For National Library week.
Category Archives: Books
My book just received a wonderful review
Okay, normally boasting about a positive review is not good form, right? And this person is someone I know, so you could argue she’s biased. But…. she’s also a well-known, professional reviewer in the SF/F community and she wouldn’t risk her rep by saying she liked something if she didn’t.
Brief quote:
“All in all I thought this was a delightful read and I think kids of both sexes between eleven and fourteen would be immersed in it.”
Read more on her blog, which happens to be a great place to learn about books, stories, tv shows, and more importantly, the place to read her stories. That’s how I first met her — at a writing conference where I got to read a story she wrote that blew me away. She’s indefatigable.
My essay is up at “My Favorite Bit”
Mary Robinette Kowal is very kindly hosting my essay about my favorite bit in The Third Kind of Magic on her website. The essay is about how certain essays in Le Guin’s Cheek by Jowl helped me understand what I was trying to do, enabling me to finish it.
The only time I had a conversation with Ms. Le Guin, at a book signing, we coincidentally talked about dragons. It was after a panel at a Book Expo in SF and for reasons I can’t precisely remember, the audience was not best pleased by what she had said about dragons in other books. (I suspect she was implying Smaug had barely scratched the surface of what dragons could be, which would hardly be controversial nowadays, so it was probably just the idea of criticizing the Master…)
The full essay is here.
Let me know what you think.
“Things as it is”
So today is the official ebook birthday of my book, but one of the reasons I chose today for the launch was because it’s the birthday of my late Zen teacher, Katherine Thanas. She was one of those once-in-a-lifetime people who arrive in your life like a gift, a real teacher, and she transmitted the flavor of the Soto Zen tradition she received from her teachers with directness and compassion. I found her zendo in Monterey at a fairly difficult time in my life, and it changed me.
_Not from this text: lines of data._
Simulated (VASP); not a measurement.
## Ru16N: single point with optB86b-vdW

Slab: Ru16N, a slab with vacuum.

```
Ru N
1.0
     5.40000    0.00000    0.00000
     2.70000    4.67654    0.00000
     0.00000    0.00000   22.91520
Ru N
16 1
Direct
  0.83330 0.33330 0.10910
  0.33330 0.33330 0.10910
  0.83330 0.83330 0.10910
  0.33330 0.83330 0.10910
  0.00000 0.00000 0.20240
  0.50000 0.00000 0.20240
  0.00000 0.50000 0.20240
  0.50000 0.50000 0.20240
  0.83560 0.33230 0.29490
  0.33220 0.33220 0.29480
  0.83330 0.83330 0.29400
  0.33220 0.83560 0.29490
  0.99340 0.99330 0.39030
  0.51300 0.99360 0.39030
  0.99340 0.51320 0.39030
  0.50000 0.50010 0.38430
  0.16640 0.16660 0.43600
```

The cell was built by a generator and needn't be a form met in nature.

She has a book out now, too, posthumously, called The Truth of this Life. The title makes me uncomfortable, if I’m honest, because it sounds pretentious. And Katherine was never pretentious; her subtlety and insight deepened her students’ understanding of zen, buddhism, and life far beyond sweeping summations of “truth.” She offered her own experience, her own uncertainty and questioning that made it impossible for us to settle on too glib an answer, too facile an understanding. She modeled “don’t know” mind in a way that felt absolutely true to the spirit of the teachings.
She often used Suzuki Roshi’s phrase, “Things as it is,” which captures the flavor of that. Slightly off, poking at you grammatically, but there’s a message there, asking you to examine your assumptions about what you think you know, vs. experiencing reality.
The nature of things as it is, is that we don’t really know what that nature is. Or our own. We have to stop thinking and experience it. Or try.
Anyway, Happy Birthday, Katherine. We miss you. I am so grateful to have your book, but even more grateful that I was able to experience your dharma talks and let them percolate into my life.
It’s T-minus 11 hours and counting
The Crow book launches in about 11 hours, at least for the Pacific Coast. It will be earlier/later in other time zones, (I think Australia will actually go on sale later today) but this is the one I’ll track, because it’s all moonshine anyway until there’s a sale somewhere, and it’s all I can do to keep track of GMT with silly daylight savings putting us back on a war footing for no good reason.
All I can think about is all the stuff that was supposed to be done by now and isn’t, since I’ve had to scramble to find someone else to do my taxes this year after the first guy unexpectedly bowed out. But we shall perservere.
And that’s incentive to get everything done this weekend, right? The rain will help.
I will be doing a little bit of tweeting and FB posts, and will try to be as un-annoying as possible.
I know how that can boomerang – (“I don’t know you but I dislike you because you keep tweeting about your &^$# book!”)
We’ll see how tasteful I can be while saying “look at my book!”
Bay Area Book Festival
I went to the second annual Bay Area Book Festival last weekend, had a great time and acquired the nifty bookbag above from PapaLlama. A truly interesting mix of topics and speakers – if you read at all you would have found something to your taste. I most enjoyed hearing Susan Griffin and Starhawk speak on this present moment in our culture. I also just liked seeing the entire community of book folks turn out, along with clowns, music, bouncy houses, carousels, food trucks. Pretty much a downtown Berkeley street fair. Also, nifty bookbag.